Sweden’s SSAB to build €4.5bn green steel plant in Luleå 

The Swedish steel giant SSAB has announced plans to build a new steel plant in Luleå for 52 billion kronor (€4.5 billion), with the new plant expected to produce 2.5 million tons of steel a year from 2028.

Sweden's SSAB to build €4.5bn green steel plant in Luleå 

“The transformation of Luleå is a major step on our journey to fossil-free steel production,” the company’s chief executive, Martin Lindqvist, said in a press release. “We will remove seven percent of Sweden’s carbon dioxide emissions, strengthen our competitiveness and secure jobs with the most cost-effective and sustainable sheet metal production in Europe.”

The new mini-mill, which is expected to start production at the end of 2028 and to hit full capacity in 2029, will include two electric arc furnaces, advanced secondary metallurgy, a direct strip rolling mill to produce SSABs specialty products, and a cold rolling complex to develop premium products for the transport industry.

It will be fed partly from hydrogen reduced iron ore produced at the HYBRIT joint venture in Gälliväre and partly with scrap steel. The company hopes to receive its environemntal permits by the end of 2024.

READ ALSO: 

The announcement comes just one week after SSAB revealed that it was seeking $500m in funding from the US government to develop a second HYBRIT manufacturing facility, using green hydrogen instead of fossil fuels to produce direct reduced iron and steel.

The company said it also hoped to expand capacity at SSAB’s steel mill in Montpelier, Iowa. 

The two new investment announcements strengthen the company’s claim to be the global pioneer in fossil-free steel.

It produced the world’s first sponge iron made with hydrogen instead of coke at its Hybrit pilot plant in Luleå in 2021. Gälliväre was chosen that same year as the site for the world’s first industrial scale plant using the technology. 

In 2023, SSAB announced it would transform its steel mill in Oxelösund to fossil-free production.

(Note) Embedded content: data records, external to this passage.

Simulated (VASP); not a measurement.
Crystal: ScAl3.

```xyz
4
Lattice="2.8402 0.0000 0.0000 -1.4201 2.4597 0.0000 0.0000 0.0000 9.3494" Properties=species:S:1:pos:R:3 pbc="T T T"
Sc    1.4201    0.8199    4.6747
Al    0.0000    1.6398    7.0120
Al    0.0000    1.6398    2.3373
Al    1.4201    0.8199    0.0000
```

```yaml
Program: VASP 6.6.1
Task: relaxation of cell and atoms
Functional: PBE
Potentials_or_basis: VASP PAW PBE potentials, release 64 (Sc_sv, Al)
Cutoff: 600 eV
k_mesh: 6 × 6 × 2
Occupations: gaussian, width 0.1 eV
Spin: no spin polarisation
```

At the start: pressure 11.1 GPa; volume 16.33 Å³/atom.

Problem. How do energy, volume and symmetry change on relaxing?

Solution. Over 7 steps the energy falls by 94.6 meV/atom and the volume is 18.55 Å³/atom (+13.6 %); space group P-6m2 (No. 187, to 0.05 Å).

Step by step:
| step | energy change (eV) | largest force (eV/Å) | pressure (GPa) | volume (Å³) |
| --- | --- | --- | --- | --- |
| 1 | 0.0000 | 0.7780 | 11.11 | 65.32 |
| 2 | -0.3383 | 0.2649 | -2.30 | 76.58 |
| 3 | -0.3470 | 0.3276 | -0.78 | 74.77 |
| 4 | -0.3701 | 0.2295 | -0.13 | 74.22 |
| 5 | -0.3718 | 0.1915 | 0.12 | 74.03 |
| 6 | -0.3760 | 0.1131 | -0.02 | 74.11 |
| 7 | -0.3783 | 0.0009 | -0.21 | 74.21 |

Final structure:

The company’s Raahe mill in Finland, which currently has new most advanced equipment, will be the last of the company’s big plants to shift away from blast furnaces. 

The steel industry currently produces 7 percent of the world’s carbon dioxide emissions, and shifting to hydrogen reduced steel and closing blast furnaces will reduce Sweden’s carbon emissions by 10 per cent and Finland’s by 7 per cent.